ArtScroll Shir Hashirim ‘Editing’ Rashi…

Reading and Translating Shir Ha-Shirim

Thursday, April 21, 2011
How to reconcile the literal and allegorical readings of Shir Ha-Shirim (Song of Songs, henceforth SHS) was a problem that occupied our greatest exegetical minds.  Rashi, the greatest among them, is a prime and fascinating example.  Fortunately, in the introduction to his commentary on SHS — a text that should be required reading for any student of Jewish biblical exegesis — he spells out his methodology with great clarity.  From the unedited version of Rashi’s introduction, it will be obvious that his approach is a conscious hybrid of contextual, plain-sense interpretation and midrashic embellishment.
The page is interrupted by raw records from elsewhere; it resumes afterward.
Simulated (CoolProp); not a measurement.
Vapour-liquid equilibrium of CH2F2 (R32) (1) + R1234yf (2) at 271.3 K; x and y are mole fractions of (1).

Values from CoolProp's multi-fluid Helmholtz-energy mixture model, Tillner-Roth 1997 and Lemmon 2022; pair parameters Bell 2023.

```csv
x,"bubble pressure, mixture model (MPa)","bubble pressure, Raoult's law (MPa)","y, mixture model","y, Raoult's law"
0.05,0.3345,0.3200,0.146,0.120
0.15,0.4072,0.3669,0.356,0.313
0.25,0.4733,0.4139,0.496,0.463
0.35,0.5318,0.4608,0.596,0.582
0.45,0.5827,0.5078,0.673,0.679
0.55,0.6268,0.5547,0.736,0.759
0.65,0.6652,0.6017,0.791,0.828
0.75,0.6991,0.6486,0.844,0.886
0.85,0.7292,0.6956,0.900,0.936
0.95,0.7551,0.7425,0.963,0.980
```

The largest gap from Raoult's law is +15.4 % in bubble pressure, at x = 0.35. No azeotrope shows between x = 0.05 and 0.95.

The introductory paragraphs to SHS in the ArtScroll Stone Chumash (pp. 1263ff.) quote at some length from Rashi’s introduction.  Even so, the citation is partial — Rashi’s words have been truncated.  In an apparent act of ideological censorship, the editor omitted the opening and most critical lines of the text.
Such editorial tampering is glaring and surprisingly brazen, considering that unedited versions of Rashi’s introduction are widely available to anyone with a basic Jewish home library or an internet browser.  The original text can be found in standard editions of Chumash Mikraot Gedolot, at the back of the Vayikra volume.
Here is my translation of the “missing” portion of Rashi’s introduction:

God has spoken once; twice have I heard it (Ps. 62:12):  A single verse of Scripture may bear multiple interpretations” (Sanhedrin 34a).  After all is said and done, no scriptural verse may be interpreted in a way that deviates completely from the simple, literal meaning.  While the prophets spoke allegorically, one must interpret their allegories according to the structure of the text and the sequence of the verses, one following the next . . . I have endeavored to preserve the literal meaning of the text and to interpret the verses in sequence.  I shall also cite the midrashim of our Sages, each one in its appropriate place . . .

Continue reading…

From Realia Judaica, here.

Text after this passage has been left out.